Thursday, September 10, 2009

Seaplane Right Of Way

The question of who has the right of way on the water comes up very often in training. An airplane on the water has the same right-of-way as any power boat. Logic (and the Marine Police Regulations) dictates that the less manueverable craft should have the right-of-way.
A vessel towing anything is supposed to have ultimate right of way. Sail boats and unpowered craft come next on the food chain. Then there are power boats. The fact is that we are much less manueverable than a power boat. Most seaplanes do not have reverse. We have no neutral. We have limited steering. While on the step (high speed taxi) we have even more limitted steering and stopping options. While in the plow attitude even our vision is limitted by the nose of the plane.

This only matters if the other boaters know or recognize our challenges. Unfortunately, this is not the reality. The other critical fact is that boaters greatly outnumber seaplane pilots. They will have a much better chance of getting us kicked off the lake than we would have of getting them to recognize we are not a threat to their safety and happiness.

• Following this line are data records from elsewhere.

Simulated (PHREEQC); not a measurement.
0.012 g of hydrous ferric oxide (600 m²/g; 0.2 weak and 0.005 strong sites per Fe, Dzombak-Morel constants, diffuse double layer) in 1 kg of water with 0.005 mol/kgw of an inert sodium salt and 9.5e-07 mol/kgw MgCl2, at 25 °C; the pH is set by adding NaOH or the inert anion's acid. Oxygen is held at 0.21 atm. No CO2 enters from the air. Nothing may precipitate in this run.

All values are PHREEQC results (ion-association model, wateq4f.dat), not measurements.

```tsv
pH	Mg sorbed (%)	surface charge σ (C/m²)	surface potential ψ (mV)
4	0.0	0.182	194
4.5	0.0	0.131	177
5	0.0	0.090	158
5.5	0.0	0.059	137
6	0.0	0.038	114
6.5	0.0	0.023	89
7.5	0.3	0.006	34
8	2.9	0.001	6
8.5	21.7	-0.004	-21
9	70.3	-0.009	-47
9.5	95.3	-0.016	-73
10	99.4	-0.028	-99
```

Part of being a good seaplane pilot is to learn to be defensive if not transparent in all our actions. Don't fly low over houses and boats. Don't fly super early in the morning. Don't do anything that might scare the other boaters. Give way whenever there may be a question. I have heard boaters worry that a seaplane might lose control and crash into their pontoon boat on landing. I have no easy way to educate thus guy, and there are thousands more like him. Our best course of action is to expose these people to as many good examples of seaplane courtesy as we can.